Frantoi’s vegetable Saganaki
We really love visiting Greece, and over the extended lockdown months we often enjoyed bringing the flavours of this extraordinary country to our table – it was our version of lockdown travel. This is our vegetarian adaptation of a traditional greek dish, which makes for a lovely summer dinner, accompanied with some bitter greens and some roast potatoes or toasted bread. Serves 4.
1 very large tomato (beefsteak/cuore di bue variety), sliced
1 fresh red tropea onion (or 4 spring onions), chopped
150g peppers (Anaheim variety if you can find it, otherwise bellpeppers will do), chopped
300g chicory or other green leaves
250g feta cheese
a few sprigs of fresh oregano and dill
In an earthenware pot pour a bit of EVOO, then layout the sliced tomatoes, salt gently, add a couple of sprigs of fresh oregano, and a bit more EVOO over the tomatoes. Leave to marinade while you prepare the other ingredients.
Cook the chopped chicory in salted boiling water, until soft. Then drain and squeeze the water our of it.
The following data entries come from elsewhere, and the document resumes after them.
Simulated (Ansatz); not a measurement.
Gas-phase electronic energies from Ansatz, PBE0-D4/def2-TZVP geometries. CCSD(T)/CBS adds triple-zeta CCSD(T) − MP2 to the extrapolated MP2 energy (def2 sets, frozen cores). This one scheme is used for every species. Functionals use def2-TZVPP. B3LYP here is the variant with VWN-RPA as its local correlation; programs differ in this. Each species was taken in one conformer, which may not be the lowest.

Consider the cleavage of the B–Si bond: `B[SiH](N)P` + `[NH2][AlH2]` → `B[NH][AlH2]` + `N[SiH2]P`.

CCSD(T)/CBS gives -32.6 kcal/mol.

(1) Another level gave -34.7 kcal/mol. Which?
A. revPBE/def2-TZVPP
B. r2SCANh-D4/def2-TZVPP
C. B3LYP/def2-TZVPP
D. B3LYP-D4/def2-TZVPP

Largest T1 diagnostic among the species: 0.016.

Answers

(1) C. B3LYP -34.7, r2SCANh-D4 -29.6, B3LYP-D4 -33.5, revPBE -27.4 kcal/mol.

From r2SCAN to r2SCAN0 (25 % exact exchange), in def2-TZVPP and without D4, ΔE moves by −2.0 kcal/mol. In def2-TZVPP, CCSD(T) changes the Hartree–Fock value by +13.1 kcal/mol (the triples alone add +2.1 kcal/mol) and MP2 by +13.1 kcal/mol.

Very gently fry the onion and peppers in EVOO for 10 minutes until soft. Take care not to burn the onions.
You can now layer the rest of the dish: put the onion and peppers over the tomatoes, then the cooked greens, finally the feta, sliced. Add a little dill and a some EVOO on top.
Put the dish under the grill for about 15 minutes. Pour some EVOO on the top immediately before serving.